Judge Dennis Prince once mixed a red pill with a blue pill. While he didn't achieve a balanced straddling of two states of consciousness, he did gain immediate relief from a nagging case of acid reflux.
Our reviews of The Matrix (published October 18th, 1999), The Matrix: 10th Anniversary (Blu-Ray) (published April 17th, 2009), The Matrix Reloaded (published October 20th, 2003), The Matrix Reloaded (Blu-Ray) (published September 13th, 2010), The Matrix Revolutions (published March 23rd, 2004), The Ultimate Matrix Collection (published January 17th, 2005), and The Ultimate Matrix Collection (Blu-Ray) (published October 23rd, 2008) are also available.
"The only way to own The Matrix in High Def is on HD DVD."
Not so long ago within a Consortium not very far away, a collective determined that a new standard of home video entertainment was needed. The ten Founding Companies agreed upon an authoring technology, a manufacturing specification, and a content direction that would deliver a stunning new experience to the populace that exceeded the offerings on VHS and Beta. The Digital Versatile Disc (DVD) was a breakthrough in its innovation and ease of use. Although its penetration into and through the "video tape mentality" was a challenge, it succeeded nonetheless. But there was to be more, much more. The advent of high definition television technology demonstrated that viewers were only getting less than half of the picture, with telling details and visual tones obscured by the technical impotence of the 480-line NTSC display standard.
Anamorphic enhancement, although it did well to preserve the original aspect ratios of films when augmented by the newer 16:9 display screens, was merely the beginning. The advent of the HDTV and the proliferation of widescreen monitors equipped to fully display improved digital images clearly demonstrated that viewers were only seeing half the picture when utilizing inferior media (be it televised broadcasts or 480i/p standard definition DVD media).
And so the DVD Forum determined a new standard was needed to provide high definition entertainment to consumers and, as with the previous DVD technology, it seemed appropriate that all members of the Consortium would align to the task.

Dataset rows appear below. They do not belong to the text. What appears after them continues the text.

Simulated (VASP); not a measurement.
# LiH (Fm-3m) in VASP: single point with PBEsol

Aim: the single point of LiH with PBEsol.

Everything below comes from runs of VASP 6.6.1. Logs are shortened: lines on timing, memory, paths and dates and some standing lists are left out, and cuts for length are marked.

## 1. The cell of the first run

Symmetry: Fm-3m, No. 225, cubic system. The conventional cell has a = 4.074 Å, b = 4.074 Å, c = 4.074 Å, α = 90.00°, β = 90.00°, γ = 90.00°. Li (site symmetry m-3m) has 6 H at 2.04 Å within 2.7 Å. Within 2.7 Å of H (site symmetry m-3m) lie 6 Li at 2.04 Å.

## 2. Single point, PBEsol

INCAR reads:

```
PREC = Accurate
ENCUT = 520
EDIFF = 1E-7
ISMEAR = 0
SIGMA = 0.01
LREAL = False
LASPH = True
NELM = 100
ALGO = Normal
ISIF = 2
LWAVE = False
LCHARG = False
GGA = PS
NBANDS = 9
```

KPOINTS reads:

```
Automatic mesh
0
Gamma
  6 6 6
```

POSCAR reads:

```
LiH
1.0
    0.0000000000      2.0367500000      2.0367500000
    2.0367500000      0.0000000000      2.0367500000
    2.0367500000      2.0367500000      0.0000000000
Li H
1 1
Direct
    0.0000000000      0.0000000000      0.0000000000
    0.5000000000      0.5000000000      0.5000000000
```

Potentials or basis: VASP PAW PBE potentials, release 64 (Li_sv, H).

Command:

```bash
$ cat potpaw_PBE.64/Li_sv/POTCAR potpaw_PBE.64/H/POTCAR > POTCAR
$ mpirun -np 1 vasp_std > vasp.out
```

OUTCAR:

But there was a defector amid the collective.
And so it's widely known that Sony Corporation elected not to align itself with the HD DVD specification, citing issues with copy protection vulnerabilities, and effectively convinced several major motion picture studios and distributors to go along with them. The result was a split by Sony, some CE manufacturers, and some key studios, who presented the Blu-ray standard as an alternative. And so the line was drawn. Now two formats compete for the high definition media market. Through various moves and counter-moves, manufacturers have utilized machine pricing strategies and incentives while also leveraging certain title releases to sway an indecisive consumer base. Naturally, the two sides have chosen their visible "uniforms" in this conflict: HD DVD is marked by the RED product case while Blu-ray is identified by its BLUE case.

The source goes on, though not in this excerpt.